Renewable Resource Shocks and Conflict in India’s Maoist BeltFebruary 25, 2013 By Maria Prebble
India’s Maoist (or “Naxalite”) insurgency has resulted in more than 9,000 deaths in the last decade and famously been called the country’s “single biggest internal security challenge” by Prime Minister Manmohan Singh. In, Renewable Resource Shocks and Conflict in India’s Maoist Belt, a working paper for the Center for Global Development, Devesh Kapur, Kishore Gawande, and Shanker Satyanth present their econometric analysis of the conflict and suggest that there is a link with natural resource depletion.

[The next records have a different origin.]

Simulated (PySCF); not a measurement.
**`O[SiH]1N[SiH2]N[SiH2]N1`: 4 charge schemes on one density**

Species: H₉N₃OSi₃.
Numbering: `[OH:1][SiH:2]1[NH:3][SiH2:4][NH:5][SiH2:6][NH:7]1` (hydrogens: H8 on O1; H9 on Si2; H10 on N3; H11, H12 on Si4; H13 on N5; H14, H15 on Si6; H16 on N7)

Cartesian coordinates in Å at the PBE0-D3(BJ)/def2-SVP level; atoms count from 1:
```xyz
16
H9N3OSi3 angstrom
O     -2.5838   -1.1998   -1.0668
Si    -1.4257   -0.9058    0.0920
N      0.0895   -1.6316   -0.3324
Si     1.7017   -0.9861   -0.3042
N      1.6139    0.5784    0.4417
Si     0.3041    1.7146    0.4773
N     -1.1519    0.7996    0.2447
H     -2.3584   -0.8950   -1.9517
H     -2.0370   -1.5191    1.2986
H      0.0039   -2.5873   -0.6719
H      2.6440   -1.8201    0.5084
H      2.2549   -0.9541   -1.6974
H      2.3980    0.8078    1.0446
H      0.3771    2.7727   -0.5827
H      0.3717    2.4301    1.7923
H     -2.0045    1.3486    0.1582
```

Kapur et al. conclude that negative resource shocks in the “Maoist belt,” such as periods of decreased rainfall, have a “robust, significant association with the intensity of the conflict” because they decrease the opportunity costs of joining the insurgency. They compared vegetation density to the intensity of the conflict measured in number of deaths. Based on data collected over seven years, the report’s initial results indicate that a one standard-deviation decrease in local vegetation density “increases killings by 12.5 percent contemporaneously, 9.7 perfect after a year, and 42.2 percent after two years.”
To alleviate the economic stresses imposed by resource shocks, the authors recommend granting local communities greater accessibility to national forests, as was ostensibly permitted through the Recognition of Forest Rights Act of 2006, and making more effort to ensure they are included in government-funded insurance schemes, such as the National Rural Employment Guarantee Act.